The agent, rather than the deterministic runner, owns search policy. It may
change tunables, edit the imported job's allowed source files, or implement new
algorithms as Python modules. Each attempt starts from the retained best source
in `.nvflare/autofl/candidates/<id>/source` and has a generated
`candidate_manifest.json` containing its hypothesis, base candidate, run
arguments, changed files, source and budget hashes, patch hash, artifacts, and
result.

NVFlare computes the manifest's evidence fields; the agent does not assert them.
Before execution, the helper rejects stale candidates, path traversal, symlink
escapes, unauthorized existing-file edits, and detectable fixed-budget drift.
It applies the candidate transactionally to the real job workspace, retains a
new best, and restores the previous best after a discard or crash. This works
without requiring a Git repository and leaves the best source ready for the
standard NVFlare job lifecycle.

The built-in parameter candidates are suggestion seeds only. They are returned
as machine-readable hypotheses and arguments when requested, but are not the
default search loop and are never executed without agent selection.

## Execution Model

The skill uses existing NVFlare execution surfaces:

- Simulation: initialize a baseline, prepare an agent-authored candidate draft,
and evaluate it through the existing `job.py` and configured `SimEnv`.
- POC: use the existing job authoring/export flow, startup kits, and standard
`nvflare job` commands, then record the job ID, artifacts, and metric against
the candidate manifest.
- Production: use standard startup-kit authentication, site policy, job submit,
wait, download, and inspection commands with the same manifest and result
recording contract.

Production is a valid optimization environment. The best candidate may later be
submitted or reused through the standard NVFlare job lifecycle; no separate
promotion command is needed.

## Stopped-Campaign Reporting

Reporting is a separate skill boundary because its trigger and safety posture
differ from active optimization. `nvflare-autofl` must continue an active,
uncapped campaign while state has `final_response_allowed=false`.
`nvflare-autofl-report` operates only after a clean stop, explicit cap, hard
blocker, or independently confirmed interruption.

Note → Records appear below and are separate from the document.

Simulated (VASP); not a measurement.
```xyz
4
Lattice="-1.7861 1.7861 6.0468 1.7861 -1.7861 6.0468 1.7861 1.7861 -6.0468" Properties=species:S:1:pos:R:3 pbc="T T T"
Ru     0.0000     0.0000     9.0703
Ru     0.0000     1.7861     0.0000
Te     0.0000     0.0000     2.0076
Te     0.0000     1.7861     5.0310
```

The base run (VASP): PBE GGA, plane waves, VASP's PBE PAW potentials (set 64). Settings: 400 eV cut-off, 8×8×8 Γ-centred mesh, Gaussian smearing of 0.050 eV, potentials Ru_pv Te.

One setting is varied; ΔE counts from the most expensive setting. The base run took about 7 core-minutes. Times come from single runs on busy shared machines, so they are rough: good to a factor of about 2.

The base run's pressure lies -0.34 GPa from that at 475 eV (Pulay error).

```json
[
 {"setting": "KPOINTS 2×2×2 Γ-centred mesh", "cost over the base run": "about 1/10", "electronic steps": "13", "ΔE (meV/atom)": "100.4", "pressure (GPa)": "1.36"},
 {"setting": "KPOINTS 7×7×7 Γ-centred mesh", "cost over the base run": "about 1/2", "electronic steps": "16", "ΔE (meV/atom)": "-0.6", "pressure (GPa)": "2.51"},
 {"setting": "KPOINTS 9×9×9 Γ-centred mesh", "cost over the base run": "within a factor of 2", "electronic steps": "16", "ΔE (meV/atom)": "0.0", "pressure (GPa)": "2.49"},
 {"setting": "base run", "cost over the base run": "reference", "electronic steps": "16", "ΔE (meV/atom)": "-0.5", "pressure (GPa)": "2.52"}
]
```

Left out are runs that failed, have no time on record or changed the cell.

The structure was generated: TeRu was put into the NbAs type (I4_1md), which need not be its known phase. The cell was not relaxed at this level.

The report helper consumes `results.tsv`, `autofl.yaml`, campaign state, and
candidate manifests. It attempts to refresh the shared `progress.png` and
writes:

- `autofl_final_report.md`, a concise review artifact with executive summary,
trajectory, best-candidate lineage, exact commands, reliability, and
reproduction guidance;
- `autofl_report_summary.json`, a machine-readable
`nvflare.autofl.report.v1` summary for tools and future automation.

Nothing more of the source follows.